Jonah Goldberg

Some Republican fat cats are trying to coax former Florida Gov. Jeb Bush -- brother and son to two former presidents -- into making a bid for the White House. Democrats have been less subtle. They've created a super PAC called Ready for Hillary, which is only slightly less obvious a gesture than constructing a giant neon sign reading "Run, Hillary, Run."

For obvious reasons, these developments have generated a lot of discussion about political dynasties in America. That's understandable. After all, in a democratic republic, the prospect of dynasties should make everyone at least a little uncomfortable.

Populists of the left and the right like to focus on the more sinister problems of dynasties -- the suspicion that the elites have rigged the system in favor of a few powerful families. It sometimes sounds like we're discussing lines of European nobility swapping out turns on the throne. But in America, where leaders have to run for office, a more useful way to think about dynasties might be to think of them as brand names.

In chaotic and confusing marketplaces, brand names are a useful shortcut. People buy stuff from Apple because they think they know what they'll get from Apple. The same goes for Kennedys, Bushes, Clintons and, these days, Pauls. (If Rand weren't the son of Ron, his political persona would be very different.)

From this perspective, the effort to lump the Clintons and the Bushes into the category of political dynasties tends to distract us from the very real differences in their brands.

Let's start with Jeb Bush. For years conservatives have quietly spoken of how we elected "the wrong Bush" in 2000. Jeb's national reputation on the right was always better than George's, at least outside of Texas. But Jeb lost his first bid for Florida governor and that ruined the timing for him. As a result, George W. was able to successfully trade on the value of the Bush brand first.

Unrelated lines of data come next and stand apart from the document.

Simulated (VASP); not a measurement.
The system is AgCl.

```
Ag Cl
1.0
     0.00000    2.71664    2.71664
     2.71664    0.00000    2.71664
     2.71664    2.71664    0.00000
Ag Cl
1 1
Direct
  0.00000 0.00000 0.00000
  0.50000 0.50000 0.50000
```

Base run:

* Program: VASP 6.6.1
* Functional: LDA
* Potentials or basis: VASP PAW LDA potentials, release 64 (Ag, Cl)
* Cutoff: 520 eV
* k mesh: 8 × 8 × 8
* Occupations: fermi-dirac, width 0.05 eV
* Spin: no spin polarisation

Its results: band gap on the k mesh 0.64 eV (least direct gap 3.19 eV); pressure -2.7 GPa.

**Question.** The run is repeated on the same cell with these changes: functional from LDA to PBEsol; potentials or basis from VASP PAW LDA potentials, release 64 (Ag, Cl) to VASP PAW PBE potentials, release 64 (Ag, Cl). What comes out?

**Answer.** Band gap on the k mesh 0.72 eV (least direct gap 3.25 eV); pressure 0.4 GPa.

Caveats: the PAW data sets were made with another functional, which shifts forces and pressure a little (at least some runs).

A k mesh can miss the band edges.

The trouble is, fairly or unfairly, that brand is tarnished. Among the rank and file of the GOP -- particularly among Tea Party types -- no one wants to see another Bush on the ballot. It's not unimaginable that a Bush nomination would spark a significant third-party movement on the right.

Bush's problems aren't entirely attributable to his last name. For instance, to conservative grassroots activists, his support for the education reform Common Core is a major black mark. But, all other things being equal, the bar would be much lower for him if his last name were Smith.